Smuggler hero's celebratory horseback ride deemed 'severe health and safety
risk'!
London, September 4 : The annual festival celebrated in southwest England in honour of
Dr. Syn, the smuggler hero of a series of novels by Russell Thorndike, was marred by
health and safety concerns this year.
Villagers in Dymchurch, Kent, did not gallop along a nearby beach and ride through the
streets for a Day of Syn celebrating the hero, as they have done on August 2 every year
over the past four decades, for want of insurance cover.
Many insurers rejected cover outright, and the cheapest quote was 1,000 pounds.

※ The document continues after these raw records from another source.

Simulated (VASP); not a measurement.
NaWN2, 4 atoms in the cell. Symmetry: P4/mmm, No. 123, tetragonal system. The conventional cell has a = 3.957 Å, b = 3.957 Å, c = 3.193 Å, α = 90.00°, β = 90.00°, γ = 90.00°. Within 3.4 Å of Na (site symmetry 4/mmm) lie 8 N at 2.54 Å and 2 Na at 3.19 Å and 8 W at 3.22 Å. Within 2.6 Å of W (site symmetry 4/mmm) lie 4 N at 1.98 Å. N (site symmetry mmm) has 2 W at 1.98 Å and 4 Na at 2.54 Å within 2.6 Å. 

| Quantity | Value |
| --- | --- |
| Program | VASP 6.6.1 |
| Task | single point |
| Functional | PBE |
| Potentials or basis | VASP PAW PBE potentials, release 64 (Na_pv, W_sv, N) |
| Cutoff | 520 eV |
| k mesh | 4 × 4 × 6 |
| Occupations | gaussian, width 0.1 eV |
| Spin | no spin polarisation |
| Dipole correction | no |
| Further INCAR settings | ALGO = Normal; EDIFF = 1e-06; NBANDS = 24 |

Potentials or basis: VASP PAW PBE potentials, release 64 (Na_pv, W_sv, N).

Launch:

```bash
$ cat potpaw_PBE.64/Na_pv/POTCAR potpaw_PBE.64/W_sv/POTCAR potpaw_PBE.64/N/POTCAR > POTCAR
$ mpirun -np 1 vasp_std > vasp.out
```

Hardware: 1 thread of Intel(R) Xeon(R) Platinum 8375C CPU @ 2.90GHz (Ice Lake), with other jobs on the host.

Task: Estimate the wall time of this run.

"For 44 years Dr Syn has burst into the festival on horseback. He is the main show and
when he makes his entrance people are truly overwhelmed. But this time he just had to walk
around. It just wasn't the same," the Telegraph quoted Ian Hyson, Chairman of the Day of
Syn, as saying.
"He has been on horseback since 1964, but this year the insurers just did not want to
know because they said riding a horse was a 'severe' health and safety risk. Only one
insurer would listen and they quoted us 1,000 pounds. We simply cannot afford that, so had
to do without," Hyson added.
The organisers say that they have relied on public liability insurance to cover the
event in previous years, but they were surprised to discover that the policy that cost
around 450 pounds for the entire festival did not cover someone on horseback.
Angela Green, a fan of the books, said: "I've read all his novels and when it comes
down to it Dr Syn is a horseman, plain and simple. For him to be without a horse makes a
mockery of the whole thing. He's on the front cover of the first ever book for God's
sake."
Russell Thorndike wrote seven Dr. Syn books set around Romney Marsh, from 1915
including titles such as The Courageous Exploits of Dr Syn, Dr Syn on the High Seas and
The Amazing Quest of Dr Syn. Thorndike died in 1972 at the age of 87.